An 18-year-old from Gorham who will graduate Saturday from the University of Southern Maine says he’s preparing to fulfill a childhood dream.

Sam Matey, 18, of Gorham, will graduate from the University of Southern Maine on Saturday. He will study lemurs in Madagascar this summer. Jane Vaughn / American Journal

Sam Matey will be studying lemurs in Madagascar this summer.

Matey will be among 1,400 USM students receiving diplomas in Portland; he’ll graduate with a degree in environmental science and policy. He began taking classes at USM when he was 15, after being home schooled by his parents, Laurl and Chris.

“I just sort of ran out of high school, and college was just the next logical step,” Matey said. “But I was young, I didn’t want to move across the country, so I ended up at the only college I could walk to: USM in Gorham. And it turned out to have a great program in what I was already interested in: environmental science.”

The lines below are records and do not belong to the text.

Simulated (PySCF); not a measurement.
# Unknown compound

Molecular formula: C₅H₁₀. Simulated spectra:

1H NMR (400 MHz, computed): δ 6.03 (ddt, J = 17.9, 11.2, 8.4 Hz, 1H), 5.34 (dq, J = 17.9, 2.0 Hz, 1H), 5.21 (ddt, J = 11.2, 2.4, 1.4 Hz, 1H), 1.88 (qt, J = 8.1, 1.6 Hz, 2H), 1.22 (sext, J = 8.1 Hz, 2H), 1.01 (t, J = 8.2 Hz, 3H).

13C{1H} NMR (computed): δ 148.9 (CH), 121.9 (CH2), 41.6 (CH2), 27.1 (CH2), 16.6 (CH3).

He said he never planned to graduate from college at 18.

“There was never any timeline,” Matey said. “I was just taking it a semester at a time. Last year, I looked around and realized ‘I could get a degree next year.’ ”

Matey said he has been interested in environmental science ever since he read Al Gore’s “An Inconvenient Truth” when he was 7.

“Human civilization has reached the point where we’re making fundamental changes to our planet’s major systems,” he said. “It’s now our call as a species what temperature we want the earth to be at. And I’m interested in finding ways to preserve some of the positive aspects of the natural world and finding a sustainable way for humanity to live.”

Karen Wilson, Matey’s academic adviser and an associate research professor in USM’s environmental studies department, said Matey is “a very unique individual.”

“He is incredibly smart and intelligent, but what’s wonderful about Sam is he has the kindness and the heart to go with it. He’s been a real great addition to our classes,” Wilson said.

Matey said he plans to attend graduate school eventually, either in environmental science or in a specialized sub-field such as conservation ecology. He interned with Maine Conservation Voters last summer, but he wants to gain more experience in the field before graduate school.

While searching for jobs, he discovered a research assistant position at the Madagascar Biodiversity Partnership, a research program focused on community-based education and conservation.

Matey will help to monitor two native species of lemur, the Greater Bamboo and the Black-and-White Ruffed. In addition, he will teach local people Excel, which is an “in-demand skill,” organize data and assist with the group’s reforestation program.

The job, he said, “represents a lot of what I’m interested in. It’s a conscious effort to try to restore ecosystem services.”

Matey, who speaks French and is learning Malagasy, the language of Madagascar, will be in the country from July until October.

“I’ve kind of always dreamed of something like this,”  he said. “Going to another part of the world to see exotic creatures and try to save them. It’s really a fulfillment of a childhood dream.”

He has not yet made plans for after Madagascar, but said he would like to work for whomever wins the 2020 Democratic presidential nomination and also plans to study for the graduate school admissions test. In addition, he writes a weekly online newsletter, called The Weekly Anthropocene, which he calls “an accessible rundown of environmental and policy news.”

“The sky’s the limit for him, but he’s also very realistic about taking some time to travel and to do some internships before he moves on to his next adventure,” Wilson said. “He also realizes that he’s not in a rush for the next step. I’m really looking forward to where he goes next because I’m sure it will be an adventure.”

But first on Matey’s list is graduating from college, which he said “feels totally in step with the rest of my life.”

“I’ve never really followed the normal track on things,” he said. “I learned to read when I was 3 or 4. It feels both strange but totally natural. This is perfectly in continuity with everything else.”